# Hartford stock car help



## daveeach (Jan 25, 2008)

Has anyone built the Hartford Stock Car kit?  If so, do you have the instructions for the Jig kit?  Hartford no long has a copy and one was not provided with my kit.  I could sure use some help or if you have a photo of the completed jig that would be a big help.  Thanks for the help.  Dave


----------



## bruja (Jan 7, 2008)

I purchased the kit several years ago but haven't started it.  I looked through the instructions and found no mention of a jig kit.  Sorry I couldn't help.


----------



## astrayelmgod (Jan 2, 2008)

I bought the jig kit for the D&RG caboose, and the closest thing to instructions were one picture of the completed jig, and one more showing the frame of the caboose mounted on the jig. 

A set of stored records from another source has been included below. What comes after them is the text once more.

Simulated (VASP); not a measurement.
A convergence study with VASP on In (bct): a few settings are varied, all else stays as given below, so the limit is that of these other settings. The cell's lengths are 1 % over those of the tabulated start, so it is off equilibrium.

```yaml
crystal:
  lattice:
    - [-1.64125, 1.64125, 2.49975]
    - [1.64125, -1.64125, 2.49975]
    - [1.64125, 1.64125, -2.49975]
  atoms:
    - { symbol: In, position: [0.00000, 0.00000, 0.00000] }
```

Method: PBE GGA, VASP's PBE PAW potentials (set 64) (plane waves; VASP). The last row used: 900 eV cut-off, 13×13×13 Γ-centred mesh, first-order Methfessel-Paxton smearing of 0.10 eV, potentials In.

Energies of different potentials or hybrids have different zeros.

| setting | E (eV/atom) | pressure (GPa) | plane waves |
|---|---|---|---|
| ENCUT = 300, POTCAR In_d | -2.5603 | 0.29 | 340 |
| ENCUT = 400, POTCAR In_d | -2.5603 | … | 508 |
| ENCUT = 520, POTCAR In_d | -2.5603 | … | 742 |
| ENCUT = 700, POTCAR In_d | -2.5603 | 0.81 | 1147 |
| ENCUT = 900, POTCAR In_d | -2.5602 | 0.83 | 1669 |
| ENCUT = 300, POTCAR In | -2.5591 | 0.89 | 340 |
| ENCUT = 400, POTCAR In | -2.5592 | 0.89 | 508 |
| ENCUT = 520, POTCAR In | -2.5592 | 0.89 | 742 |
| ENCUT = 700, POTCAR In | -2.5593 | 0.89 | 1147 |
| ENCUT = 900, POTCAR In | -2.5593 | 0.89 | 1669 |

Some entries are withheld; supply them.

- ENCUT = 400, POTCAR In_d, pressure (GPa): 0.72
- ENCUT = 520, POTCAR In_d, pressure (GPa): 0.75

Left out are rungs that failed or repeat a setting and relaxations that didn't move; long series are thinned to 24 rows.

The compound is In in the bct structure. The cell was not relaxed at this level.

How many pieces are there? Maybe it's similar to the caboose.


----------



## dltrains (Jan 2, 2008)

There's one on ebay today 
Dave


----------



## weaverc (Jan 2, 2008)

I built both the current and no longer available 1997 vintage 1:24 scale versions and neither had a jig. Both cars came out fine. Most old cattle cars were not plumb after a few runs anyway, so I don't see the need for precision. Attached is a picture of my 1:24 scale Hartford stock car.


----------